Rain and I were talking about this yesterday, and I was wondering how others' experiences compared to ours.
When she was younger, I think unschooling was kind of a big "thing". We didn't know many unschoolers - well, there really weren't many unschoolers, even online, and they were definitely few and far between in real life. Also, school was a big thing for most little kids, so a lot more people asked Rain about school and then at least homeschooling would come up, and often unschooling... so it just seemed to always be there in front of us.
For the last five years or so, other than moderating here
, it's just not that visible. Rain has three good friends here who are homeschooled (or were, I guess, since they're all a year or so older than she is) but I really have no idea how structured their schooling was. It didn't seem to matter... Rain does stuff like baking or theatre or playing rugby or going to shows with them, not schoolwork. Most of her friends aren't/weren't homeschooled or unschooled, and that doesn't matter to them or to her.
So, we were talking about being an unschooler, and she basically said well, yeah, I am, but it's not really that important most of the time. It would be like saying "I'm a rugby player" or "I speak Russian" out of the blue - yeah, those things are true, but they don't define her.
When she was younger, like 11 or 12, she really wanted to go to NBTSC, because all the teens she knew went and loved it... and then by the time she got to be a teen she didn't really see the allure. She doesn't blog about unschooling, like a lot of unschooled teens seem to. When she was applying to colleges she chose not to talk about it at all in her essays (although I snuck some references into the school description bits, although without using the word unschooling).

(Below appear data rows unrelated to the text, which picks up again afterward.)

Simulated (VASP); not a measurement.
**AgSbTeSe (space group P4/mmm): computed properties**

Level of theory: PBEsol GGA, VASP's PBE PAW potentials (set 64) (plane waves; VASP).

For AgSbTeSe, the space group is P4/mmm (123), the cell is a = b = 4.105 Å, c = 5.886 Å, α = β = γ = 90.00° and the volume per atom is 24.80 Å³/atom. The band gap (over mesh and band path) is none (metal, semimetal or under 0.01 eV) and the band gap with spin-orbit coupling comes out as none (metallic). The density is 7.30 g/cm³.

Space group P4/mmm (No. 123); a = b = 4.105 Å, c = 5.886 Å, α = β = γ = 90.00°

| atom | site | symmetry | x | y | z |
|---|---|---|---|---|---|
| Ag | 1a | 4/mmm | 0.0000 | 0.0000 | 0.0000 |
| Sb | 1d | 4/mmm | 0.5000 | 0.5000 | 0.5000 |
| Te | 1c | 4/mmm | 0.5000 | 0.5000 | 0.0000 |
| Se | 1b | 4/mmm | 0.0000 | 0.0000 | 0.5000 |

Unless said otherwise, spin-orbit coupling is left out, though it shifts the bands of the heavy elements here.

I'm thinking it might be different for kids who start unschooling later, too...Rain unschooled after kindie, and she really has only fuzzy memories of school, and the schools she was in were pretty non-traditional anyway.
So, how is it for you? I know it's a different world now than ten years ago, so I'm curious about those of you with kids who are little now - is unschooling a big part of their identity? And for those of you with older kids, how do they think about it? And has it changed?